I’m lying, as you do, on the pavement.
It’s comfortable enough, as pavements go. I’ve managed, for once, to get myself into a position – lying on my right side, propped up on one elbow – that doesn’t have parts of my body screaming in protest.
This isn’t a random act. I’m not given, when walking down the street, to plonking myself down willy-nilly with a cheery ‘Time for a nap!’, regardless of the needs of my fellow pedestrians. I do have a reason.
The pavement in question is on the street corner opposite our house in South London. It’s the kind of corner you might find in any town or city. It’s deeper than many pavements because of the postbox, and the Victorian stone drinking fountain set back a few feet from the road. But otherwise it’s normal enough. The road is main-ish, and when the traffic lights at the top turn green, there’s a steady stream of cars and bikes and buses trundling down the hill, but sometimes, just for a minute, all is peaceful and you can hear the soft throatiness of a wood pigeon or the merry tinkling of a goldfinch above the background London hum.
Behind is a large vacant lot, ripe for development but somehow neglected, closed off with an untidy wooden hoarding that leans drunkenly inwards – much complained about by the locals, occasionally daubed with graffiti. Every so often someone dumps an old sofa or a wonky IKEA bookcase or a broken TV here. It’s that kind of corner. Despite the reassuring presence of a few mature trees, it’s a nondescript place – plain, unwelcoming, not an invitation to linger.
Earlier this year the council hatched a scheme to spruce it up a bit, the kind of scheme – increasingly common – that gives one a shred of hope for humankind. A group of people had had enough of squalor, and pulled together to create a little nature oasis, something to brighten up the neighbourhood.
This corner is a special place for us, not just because it’s local, but because my wife designed it. Some well-placed planters, a few raised flagstones, all imaginatively planted – instant regeneration on a small scale. The kind of thing that makes a difference. Now, when you pop out to post a letter, you can say hello to Verbena bonariensis, Stipa gigantea and Linaria purpurea rather than a scattering of friedchicken cartons, empty cans of Stella, and an inexplicable shoe.
On this occasion I have, as it happens, popped out to post a letter, and as always I take a moment to check on the plants, to see how they’re doing. Someone has used the low planter by the fountain as a bench again, gently squashing the ivy. Perhaps it’s time for a handcrafted sign along the lines of one I saw a couple of weeks earlier in another part of town, a piece of A4 in a plastic sleeve, lovingly decorated in large, childish lettering: ‘PLEAS do not sit here it is NOT A BENSH’.
I cross the road, and my eye is caught by a movement. A fluttering, scattery movement, as of one not quite in control but going there anyway. As of, in fact, a butterfly.

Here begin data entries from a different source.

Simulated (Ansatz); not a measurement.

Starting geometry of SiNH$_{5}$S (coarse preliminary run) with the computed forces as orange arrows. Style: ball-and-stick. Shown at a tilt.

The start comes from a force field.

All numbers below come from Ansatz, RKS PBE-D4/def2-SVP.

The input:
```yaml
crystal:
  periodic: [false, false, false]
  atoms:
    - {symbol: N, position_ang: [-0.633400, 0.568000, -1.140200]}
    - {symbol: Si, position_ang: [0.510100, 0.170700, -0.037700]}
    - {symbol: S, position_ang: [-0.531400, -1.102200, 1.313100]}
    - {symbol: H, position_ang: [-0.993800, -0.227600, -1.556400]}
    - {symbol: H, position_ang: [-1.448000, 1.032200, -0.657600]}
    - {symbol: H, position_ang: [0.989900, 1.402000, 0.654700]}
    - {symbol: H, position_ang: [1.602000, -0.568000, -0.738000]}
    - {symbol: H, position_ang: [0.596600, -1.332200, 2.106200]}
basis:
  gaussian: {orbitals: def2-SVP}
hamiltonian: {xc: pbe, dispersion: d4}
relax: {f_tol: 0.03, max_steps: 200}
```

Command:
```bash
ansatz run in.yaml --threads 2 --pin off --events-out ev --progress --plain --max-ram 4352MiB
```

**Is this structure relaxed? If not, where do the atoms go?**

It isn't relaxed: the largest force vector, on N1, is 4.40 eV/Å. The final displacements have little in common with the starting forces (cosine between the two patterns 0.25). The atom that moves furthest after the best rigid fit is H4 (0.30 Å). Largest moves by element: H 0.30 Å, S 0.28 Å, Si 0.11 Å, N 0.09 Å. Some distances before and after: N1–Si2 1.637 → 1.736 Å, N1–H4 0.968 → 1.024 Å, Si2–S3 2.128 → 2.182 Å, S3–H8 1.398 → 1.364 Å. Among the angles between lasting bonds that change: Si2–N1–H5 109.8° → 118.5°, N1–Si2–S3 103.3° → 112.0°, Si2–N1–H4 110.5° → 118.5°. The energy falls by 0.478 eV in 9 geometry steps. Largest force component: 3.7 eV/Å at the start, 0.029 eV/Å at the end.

I trace its skeetering path, and watch as it comes to rest on one of the plants. A year ago, it would have flown on, might not even have been lured to this corner. Today it’s stopped for a rest and a drink. It settles on a flower, looking set for the medium haul. A motionless butterfly is always worth closer examination. In flight they’re eye-catching but often frustratingly transient, flitting away on apparently random zigging paths, and usually out of my sight within a couple of seconds. But when they settle, it’s nice to move in for a closer look.
And that’s when I lie down on the pavement. Because, you know, why not?
I manage to do so without casting my shadow over it and making it fly away. So far so good. I inch closer – and to hell with my trousers, they can always be washed – until I’m no more than two feet from it. It stays put. I feel trust has been established.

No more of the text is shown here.